The HBO comedy is better as a friendship story than as a love story.
Every week, we pick a new episode of the week. It could be good. It could be bad. It will always be interesting. You can read the archives here. The episode of the week for September 9 through 15 is “High-Like,” the fifth episode of the third season of HBO’s Insecure.
Why do you watch your favorite TV show? What is it about it that makes you keep coming back to it, again and again?
That’s a deceptively simple question — yet one that’s often very difficult to answer. And of course, the answer will vary from show to show. I might watch Game of Thrones for its elaborate world-building, and Superstore for its lovely character work. The Handmaid’s Tale lets me look at our reality through a skewed lens, while Stranger Things takes me away from it entirely.

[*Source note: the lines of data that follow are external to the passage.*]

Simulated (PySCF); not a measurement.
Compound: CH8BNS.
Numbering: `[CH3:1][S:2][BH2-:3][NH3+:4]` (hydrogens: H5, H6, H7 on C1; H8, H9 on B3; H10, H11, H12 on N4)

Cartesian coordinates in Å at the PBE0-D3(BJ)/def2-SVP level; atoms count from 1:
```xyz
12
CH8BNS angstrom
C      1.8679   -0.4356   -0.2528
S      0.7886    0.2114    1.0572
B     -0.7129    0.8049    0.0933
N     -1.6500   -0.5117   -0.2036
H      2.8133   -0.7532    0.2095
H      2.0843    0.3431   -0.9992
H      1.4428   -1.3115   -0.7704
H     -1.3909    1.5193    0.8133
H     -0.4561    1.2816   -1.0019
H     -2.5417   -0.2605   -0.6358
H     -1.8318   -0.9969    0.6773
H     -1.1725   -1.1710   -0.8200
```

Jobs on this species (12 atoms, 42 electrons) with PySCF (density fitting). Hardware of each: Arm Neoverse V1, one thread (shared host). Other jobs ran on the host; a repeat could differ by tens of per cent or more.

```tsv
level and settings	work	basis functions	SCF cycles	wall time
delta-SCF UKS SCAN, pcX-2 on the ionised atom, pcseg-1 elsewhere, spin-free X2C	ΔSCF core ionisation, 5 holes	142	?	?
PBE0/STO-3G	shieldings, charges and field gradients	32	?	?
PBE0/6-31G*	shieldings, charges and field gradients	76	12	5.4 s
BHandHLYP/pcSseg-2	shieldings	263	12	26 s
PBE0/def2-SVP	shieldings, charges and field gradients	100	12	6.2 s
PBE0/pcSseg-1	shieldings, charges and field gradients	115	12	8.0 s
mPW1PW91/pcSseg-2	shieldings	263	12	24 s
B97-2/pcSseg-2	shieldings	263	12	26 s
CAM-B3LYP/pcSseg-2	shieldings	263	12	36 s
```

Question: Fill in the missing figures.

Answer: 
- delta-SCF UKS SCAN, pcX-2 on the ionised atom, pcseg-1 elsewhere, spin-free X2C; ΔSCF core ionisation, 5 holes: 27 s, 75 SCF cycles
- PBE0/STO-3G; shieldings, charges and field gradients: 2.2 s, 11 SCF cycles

But when a show reveals that it’s prioritizing something other than what you care about most, while that may not be a dealbreaker, it can be hard to push past. That’s how I felt as the latest episode of the HBO comedy Insecure, one of my favorite shows, reached its final scene and revealed something the show had clearly been holding onto for some time. I sighed in frustration. My wife squealed in delight. Clearly, we were watching for two very different reasons.
But to talk more about that, I’m going to have to spoil what happened, so if you haven’t seen the episode, you may want to go watch it before you read further.
Do you watch Insecure for the love story or for the friendship story?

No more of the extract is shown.